Monday, June 21, 2010

To "Log" or Not to "Log"

Many statistical techniques rely upon the assumption that the data follows a normal distribution. In fact, questions surrounding the impact of normality on the validity of a statistical analysis ranks right up there with 'how many samples do I need for my results to be meaningful?'. Some statistical techniques derived from an assumption of normality of the data can deal with slight to moderate departures quite well, while others are greatly impacted. For instance, if a response such as bond strength is slightly skewed to the right with a mean well above 0 then a control chart for subgroup averages derived in the typical manner, using 3 sigma limits, should have adequate performance in detecting a large shift in the mean. However, a response which is heavily skewed to the right, with a lower boundary close to 0, for example, will produce unreasonable results using techniques based upon normality.

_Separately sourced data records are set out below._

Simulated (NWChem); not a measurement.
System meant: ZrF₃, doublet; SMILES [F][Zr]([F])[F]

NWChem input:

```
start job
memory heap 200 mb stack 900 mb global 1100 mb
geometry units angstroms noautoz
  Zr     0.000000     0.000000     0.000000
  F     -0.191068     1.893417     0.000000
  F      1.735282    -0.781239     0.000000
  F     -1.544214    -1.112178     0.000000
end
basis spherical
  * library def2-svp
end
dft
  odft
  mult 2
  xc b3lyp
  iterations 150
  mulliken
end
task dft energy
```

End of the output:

Let's examine the impact of departures from normality when setting a '3 sigma' upper specification limit based upon process capability, for a response that inherently follows a lognormal distribution. In the figure below, we see a histogram for 50 measurements of a response, which was randomly generated using a lognormal distribution. At first glance it is obvious that the distribution is skewed to the right with a lower bound close to 0, putting the normality assumption in question. However, is it so skewed that it will call into question the accuracy of statistical techniques derived from a normal assumption?

Let's fit a normal distribution to the data and use the normal probability model to determine the value at which the probability of exceeding it is 0.135%, i.e., a '3 sigma' equivalent upper limit. This value is 4.501, with 2% of the actual readings above this upper limit.

Now, let's fit the more appropriate lognormal distribution to this data and use the lognormal probability model to determine the value at which the probability of exceeding it is 0.135%, i.e., a '3 sigma' equivalent upper limit. This value is 9.501, with no actual readings above this limit.

The upper limits derived from these two distributions are quite different from each other; 9.501 (lognormal) vs. 4.501 (normal). Since we know this response is lognormal, we would be significantly underestimating the '3 sigma' upper limit using the normal assumption, resulting in 2% out-of-spec readings, compared to 0.135% that we set out to achieve. In a real world application, this could result in chasing false alarms on a control chart or scrapping product that is well within the distribution of the data. Before moving forward with a statistical analysis of your data, determine the best fitting distribution by evaluating the histogram, distribution based quantile plots, goodness of fit tests, and most importantly, understanding the context of the data. The best distributions to use for many engineering and scientific applications are well known and well documented.